Opening with “So American,” the song includes their signature fusion of jazz, blues, and electro, but lacks that essential, ear-grabbing touch. John Baldwin Gourley’s high-pitched falsetto flows as strong as ever, but at this point falls victim to familiar set of vocal patterns. Rhythmically so similar to anything on American Ghetto or The Satanic Satanist, tracks like “Floating (Time Isn’t Working My Side)” come across borderline self-plagiaristic. Rather than growing their sound by experimenting with new elements, they mask new inclusions with familiar R&B beats that do more to remind of past songs than excite about new material. For instance, “Got It All (This Can’t Be Living Now)” and “Senseless” subtly employ bongos, violins, and heavy fuzz in an effort to stand appart from the crowd, but the all too familiar beat heavy rhythm acts as a roadblock.
Only half way into the album does Portugal. The Man regain their composure. “You Carried Us (Share The Sun With Me)” gets it right with its experimental spirit with a super catchy chorus, and hint of traditional Chinese time signatures shaping the rest of the backdrop’s swirling psychedelic composition. It marks the first stand alone sound that could be used to differentiate In The Mountain In The Cloudfrom their past few releases. Building on the strength comes “Everything You See (Kids Count Hallelujahs),” introducing a mellow salvo of horn blasts, seamless keyboard swoops, and shimmering electronic flickers. That something as simple as horns can make for such a refreshing change of pace is telling of the album’s early rut.
Despite initial disappointment, the album contains one of my new favourite Portugal. songs in “All Your Life (Times Like These).” Focusing on heavy tones, including deep electronic thumping and commanding piano bass notes, the backdrop takes a break from Portugal.’s usual pitchy selves. Toping off the track, the chorus throws in somewhat of a vocal wildcard of dark, pulsating backing voices that irk any sense of predictability. A close second follows suit with “Once Was One,” which takes a refreshingly simple pseudo-acoustic approach featuring a particularly powerful chorus.
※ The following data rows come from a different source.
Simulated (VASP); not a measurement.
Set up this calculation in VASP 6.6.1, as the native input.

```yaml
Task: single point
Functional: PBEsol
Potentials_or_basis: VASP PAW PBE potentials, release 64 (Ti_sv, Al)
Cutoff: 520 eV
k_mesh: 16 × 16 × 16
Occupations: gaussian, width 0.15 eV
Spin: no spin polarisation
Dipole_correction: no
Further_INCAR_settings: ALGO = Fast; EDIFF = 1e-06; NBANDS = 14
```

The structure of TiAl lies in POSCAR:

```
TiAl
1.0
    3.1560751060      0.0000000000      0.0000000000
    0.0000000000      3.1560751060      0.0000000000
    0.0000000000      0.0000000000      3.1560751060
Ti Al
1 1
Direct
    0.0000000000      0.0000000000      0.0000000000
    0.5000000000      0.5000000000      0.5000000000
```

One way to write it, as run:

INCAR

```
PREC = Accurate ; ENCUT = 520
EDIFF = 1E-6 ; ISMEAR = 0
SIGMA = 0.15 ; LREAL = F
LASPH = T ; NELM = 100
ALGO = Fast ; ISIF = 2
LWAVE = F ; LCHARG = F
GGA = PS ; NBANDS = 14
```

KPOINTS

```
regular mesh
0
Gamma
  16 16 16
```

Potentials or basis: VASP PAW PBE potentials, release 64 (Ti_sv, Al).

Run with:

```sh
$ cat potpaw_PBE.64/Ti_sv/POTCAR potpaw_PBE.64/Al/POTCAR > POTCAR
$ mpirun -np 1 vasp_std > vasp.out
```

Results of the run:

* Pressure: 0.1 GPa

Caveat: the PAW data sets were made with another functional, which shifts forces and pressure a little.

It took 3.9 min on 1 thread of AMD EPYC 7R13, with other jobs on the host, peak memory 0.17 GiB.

As someone who has kept up with Portugal. The Man’s busy schedule, In The Mountain In The Cloud presents a dilemna. Even with a redeeming concluding half, the group has hit a creative saturation point. They haven’t introduced any new elements over the past few records, and most troubling, they’re quick to revisit the familiar rhythmic patterns they one pioneered. That’s not to say that In The Mountain In The Cloud is a disappointment – as with everything Portugal. it brims with talent, and includes some great new additions to their library – but the band’s present trajectory feels stale. The band hasn’t taken time off from writing since their debut full length, but they might be well advised to take a vacation and return to work with a fresh mind. At this rate fans can expect something good every year, but I’m sure thePortugal. The Man faithful would be more that willing to wait a little longer to once again sink their teeth into something great.